Decaying brickwork, rising damp, leaking roofs, crumbling drives, potholed playgrounds and wet rot in corridor timbers.

These are just a few of the everyday complaints about school buildings that the NCPTA reports from headteachers and parents. In spite of the best efforts of staff and parents on such events as classroom “paint-ins”, buildings remain inadequate.

But things seem not to have got much worse during the past five years. Although more than a quarter of schools participating in the NCPTA survey report a deteroriation in the fabric of their buildings, 38 per cent register an improvement and 32 per cent report no change. The proportion of schools reporting an improvement in the condition of their buildings is slightly greater than in the equivalent NCPTA survey five years ago.

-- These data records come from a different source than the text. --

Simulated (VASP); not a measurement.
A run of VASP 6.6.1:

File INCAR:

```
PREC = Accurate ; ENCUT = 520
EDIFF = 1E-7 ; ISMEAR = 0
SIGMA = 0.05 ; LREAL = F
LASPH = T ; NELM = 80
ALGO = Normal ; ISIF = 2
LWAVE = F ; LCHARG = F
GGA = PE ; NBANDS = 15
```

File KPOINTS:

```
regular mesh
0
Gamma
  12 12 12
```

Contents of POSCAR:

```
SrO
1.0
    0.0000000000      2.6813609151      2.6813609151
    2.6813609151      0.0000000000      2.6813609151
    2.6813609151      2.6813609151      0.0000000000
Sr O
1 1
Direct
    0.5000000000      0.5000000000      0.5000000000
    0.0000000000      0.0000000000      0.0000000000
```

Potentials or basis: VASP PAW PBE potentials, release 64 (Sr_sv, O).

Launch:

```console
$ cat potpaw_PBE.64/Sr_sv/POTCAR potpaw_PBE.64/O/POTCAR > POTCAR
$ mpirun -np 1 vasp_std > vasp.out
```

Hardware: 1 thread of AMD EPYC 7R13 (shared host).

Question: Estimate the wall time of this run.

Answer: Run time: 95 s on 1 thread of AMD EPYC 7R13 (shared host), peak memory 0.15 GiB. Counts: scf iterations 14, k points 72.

According to this year’s survey, eight out of 10 schools have been painted internally and seven out of 10 externally. But more than half the schools surveyed - almost 1,000 of them - report that the overall state of their decoration has either remained the same or deteriorated.

Sixteen years ago, Margaret Thatcher, then Secretary of State for Education and Science, looked forward to 1977-78 when “the country ought to be within sight of the elimination of primary schools built in the nineteenth century”.

Today, there are Victorian schools the length and breadth of Britain. Six hundred primary schools still have outside toilets. More than two-fifths of the schools that took part in the NCPTA survey have a temporary classroom - a portable or pre-fabricated unit - on site.

The NCPTA says: “We have to ask whether it is right in the 20th century and in a technological age that so many schools remain in 19th-century buildings and have to use temporary accommodation.”